Why We Need to Stop Ignoring Simulation for Inventory Uncertainty
This post originally appeared in Supply Chain Brain.
Optimization is great for many things but terrible at capturing uncertainty and implementing recommendations on its own. Implementing optimization recommendations still requires a big dose of, “Well, I hope this works!”
For years, simulation was dismissed because of performance and memory requirements. Nowadays, those barriers are gone, meaning simulations can be completed at the order and shipment level, allowing businesses to calculate true service rates for proposed supply chain states.
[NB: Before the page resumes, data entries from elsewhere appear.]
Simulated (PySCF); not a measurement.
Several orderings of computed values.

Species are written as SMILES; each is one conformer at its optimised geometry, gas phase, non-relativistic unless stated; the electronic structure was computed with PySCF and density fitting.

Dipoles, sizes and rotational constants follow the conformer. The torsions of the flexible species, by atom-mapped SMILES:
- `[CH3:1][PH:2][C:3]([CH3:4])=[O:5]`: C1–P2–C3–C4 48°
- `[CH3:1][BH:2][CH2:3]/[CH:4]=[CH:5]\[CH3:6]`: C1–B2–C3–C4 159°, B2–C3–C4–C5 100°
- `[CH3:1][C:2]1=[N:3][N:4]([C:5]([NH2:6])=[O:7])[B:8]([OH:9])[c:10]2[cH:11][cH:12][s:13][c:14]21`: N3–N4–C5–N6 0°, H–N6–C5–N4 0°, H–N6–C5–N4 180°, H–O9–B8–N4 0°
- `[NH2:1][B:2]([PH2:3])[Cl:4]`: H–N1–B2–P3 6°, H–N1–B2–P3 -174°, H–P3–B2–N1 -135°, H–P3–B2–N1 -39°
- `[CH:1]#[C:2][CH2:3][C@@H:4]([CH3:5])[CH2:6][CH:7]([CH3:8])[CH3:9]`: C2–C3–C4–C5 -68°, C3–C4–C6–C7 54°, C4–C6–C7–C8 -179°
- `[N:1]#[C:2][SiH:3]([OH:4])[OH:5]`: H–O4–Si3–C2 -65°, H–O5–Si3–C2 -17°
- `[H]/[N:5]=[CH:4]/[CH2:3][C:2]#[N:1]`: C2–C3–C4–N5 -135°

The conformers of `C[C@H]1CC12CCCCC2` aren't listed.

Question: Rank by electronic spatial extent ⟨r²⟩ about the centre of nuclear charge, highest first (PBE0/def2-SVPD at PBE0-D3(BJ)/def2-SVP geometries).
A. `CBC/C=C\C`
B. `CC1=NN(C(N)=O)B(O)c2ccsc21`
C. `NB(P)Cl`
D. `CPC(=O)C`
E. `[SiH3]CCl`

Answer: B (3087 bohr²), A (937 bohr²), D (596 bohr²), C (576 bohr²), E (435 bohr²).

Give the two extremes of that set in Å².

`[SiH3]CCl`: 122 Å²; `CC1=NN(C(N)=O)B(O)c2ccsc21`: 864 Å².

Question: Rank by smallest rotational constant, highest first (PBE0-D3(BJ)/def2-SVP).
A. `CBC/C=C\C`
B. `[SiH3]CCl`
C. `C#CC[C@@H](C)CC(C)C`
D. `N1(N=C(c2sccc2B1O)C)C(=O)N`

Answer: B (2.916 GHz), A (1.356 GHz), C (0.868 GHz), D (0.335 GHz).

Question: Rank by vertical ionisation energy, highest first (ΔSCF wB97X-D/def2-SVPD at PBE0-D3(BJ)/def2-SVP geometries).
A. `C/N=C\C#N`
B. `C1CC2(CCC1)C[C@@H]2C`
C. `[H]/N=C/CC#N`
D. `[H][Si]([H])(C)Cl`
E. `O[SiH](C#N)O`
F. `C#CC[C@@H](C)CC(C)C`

Simulation vs. Optimization
Back in the 1990s, companies frequently said they wanted to calculate service rates — the percentage of customers that got what they requested by the time they requested it — when modeling network design problems. At the time, powerful tools used to optimize networks couldn’t predict service rate changes.
Optimization is generally used to define the best network structure and is typically most concerned with cost. Meanwhile, simulation is often used to replicate a system’s performance and to examine the impacts of changing business rules or other elements (customer ordering patterns, processing times, etc.).
Simulation is the only approach that can accurately predict service rates. LLamasoft was originally founded as a supply chain simulation company to predict the effect of network changes on service levels. It incorporated mathematical optimization and hoped companies would use both tools to evaluate supply chain changes and quantify the impact on service.
When a traditional network optimization study recommends a facility be shut down, too often, other facilities are left to pick up volume, capacity limits are pushed, warehouse spaces need to be rented and last-mile transport costs need to be elevated. But if that same network study had used simulation, the decision to close the facility likely wouldn’t have been made.